The specific, targeted readership for the The Routledge Companion to World Cinema is a dual readership of scholars and students. We carefully selected and arranged the range of subjects and the expert contributors to ensure that the volume would be attractive to all levels of academia and when that didn’t work we asked our mates.
Joke!
Luckily our mates are all experts in World cinema so we only had to ask once.
Indeed, they all got right away that making a valuable reference work for introductory undergraduate level courses required a solid grounding in contemporary debate and a range of comparative analyses that would suit the more eclectic, ‘catch-all’ modules offered to large numbers of students in first and second years of study.
Departments of Film Studies would be an obvious market, but the range of topics meant that the volume would (we hoped) also be of interest to departments of Modern and European Languages, where Film Studies is often housed, as well as Departments of English, Drama, History of Art, Sociology and History where there is often a film component to the degree schemes and, indeed, to the research profiles and interests of the academics in these departments. At the same time, we intended that The Routledge Companion to World Cinema would also provide in-depth, original and provocative readings of the kind sought by final year students, particularly those engaged in the production of dissertations.
And then there was the wider audience and readership of anyone and everyone interested in the evolution and current condition of World cinema.
We were going to have to hit a lot of targets with just one bullet!
Luckily, The Routledge Companion to World Cinema will be published in hardback for the international library market and the articles we hope that it will be sufficiently cutting edge to inspire requests for library copies. In addition, the publication of the paperback edition 18-24 months later should ensure its dissemination and take-up by a wide market, ranging from individual scholars and film fans, to academic and general interest libraries.
So, no pressure.
To alleviate the stress somewhat, all academic contributors were requested and encouraged to write in an accessible manner, limiting jargon and dissecting theoretical concepts in a way that would make them understandable.
Which is kinda like asking a snake to tap dance.

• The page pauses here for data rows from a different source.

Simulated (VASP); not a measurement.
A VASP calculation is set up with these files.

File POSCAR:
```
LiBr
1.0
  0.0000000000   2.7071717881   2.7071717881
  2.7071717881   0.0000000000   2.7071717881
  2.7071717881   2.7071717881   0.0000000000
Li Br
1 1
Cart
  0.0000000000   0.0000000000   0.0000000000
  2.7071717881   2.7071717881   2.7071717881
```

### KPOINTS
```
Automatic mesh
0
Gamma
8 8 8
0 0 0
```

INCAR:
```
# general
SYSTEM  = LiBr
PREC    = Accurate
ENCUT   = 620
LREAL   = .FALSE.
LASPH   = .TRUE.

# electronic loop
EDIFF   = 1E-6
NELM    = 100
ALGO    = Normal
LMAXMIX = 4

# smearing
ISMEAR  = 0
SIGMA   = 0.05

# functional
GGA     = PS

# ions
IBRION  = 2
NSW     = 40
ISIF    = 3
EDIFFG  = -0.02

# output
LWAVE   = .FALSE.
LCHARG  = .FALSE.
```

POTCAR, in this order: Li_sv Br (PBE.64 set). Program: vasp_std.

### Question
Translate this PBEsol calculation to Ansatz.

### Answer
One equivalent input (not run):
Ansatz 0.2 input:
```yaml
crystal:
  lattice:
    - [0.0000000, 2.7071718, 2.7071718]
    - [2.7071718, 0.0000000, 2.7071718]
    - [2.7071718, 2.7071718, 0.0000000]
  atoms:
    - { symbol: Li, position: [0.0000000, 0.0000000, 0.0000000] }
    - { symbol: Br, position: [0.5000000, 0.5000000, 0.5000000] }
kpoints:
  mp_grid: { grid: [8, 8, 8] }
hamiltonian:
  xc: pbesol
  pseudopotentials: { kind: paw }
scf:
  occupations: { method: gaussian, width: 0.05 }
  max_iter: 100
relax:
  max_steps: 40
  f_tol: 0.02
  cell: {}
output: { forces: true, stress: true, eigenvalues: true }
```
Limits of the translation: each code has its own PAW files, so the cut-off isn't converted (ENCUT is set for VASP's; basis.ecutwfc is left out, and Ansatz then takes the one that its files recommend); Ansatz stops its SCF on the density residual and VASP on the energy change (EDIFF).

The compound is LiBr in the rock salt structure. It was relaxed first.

But most of our contributors managed it, including Madhuja Mukherjee, who we invited to write on Indian cinema. Madhuja is an Associate Professor who teaches in the Department of Film Studies at Jadavpur University in Kolkata. She has published widely on the Indian film industry, technology and aesthetics, as well as on archiving and art projects. Lately, she has published on the soundscape of Indian films. She is the author of New Theatres Ltd., The Emblem of Art, The Picture of Success (2009) and has edited anthologies titled Aural Films, Oral Cultures (2012) and Voices and Verses of the Talking Stars. She has also published her graphic-novel Kangal Malsat (in Bengali) in 2013 and her feature film Carnival (2012) was premiered at the International Film Festival in Rotterdam in 2012.
This is the trailer for her film.
And this is the abstract for her chapter.
The Forking Paths of Indian Cinemas
This chapter presents an introduction to the founding years of Indian cinemas along with the critical approaches, which have framed such historical events. It especially draws attention to the material, which shows how colonial India was regularly exposed to American films and a range of widely held American and European popular forms. Therefore, on one hand, the chapter refers to the cosmopolitanism of Indian cinemas; on the other, it illustrates how Hindi language cinema was produced from both East and West Indian centres (Kolkata and Pune) and thus had an exciting eclectic structure. Moreover, the industry was divided in terms of its economics as well the economy of culture until the end of Second World War when the studio system became weak, and centres like Kolkata suffered heavily due to war, riots and partition (during 1947).
It is around this time that Bombay (Mumbai) was refigured as the principal site of Hindi film production, and the all-encompassing melodramatic mode – or the ‘socials’- became acceptable. Thus, while exploring the forking paths of Indian cinemas, this chapter focuses on the dialogues between what eventually became mainstream popular Hindi cinema and its multiple ‘Others’. It tackles the complexities of regional film industries, especially the Bengali film industry, which worked in tandem from the early years. Briefly, this chapter highlights the fluidity of industrial structures, and examines the manner in which Bombay cinema(s) has re-emerged as a powerful global phenomenon (that is ‘Bollywood’) even when it remains connected to a plethora of cheaply produced ‘B-movies’, different genres, and sub-regionals video/digital films produced in many dialects.
Indian cinemas, plural. We were learning something wonderful and new every day.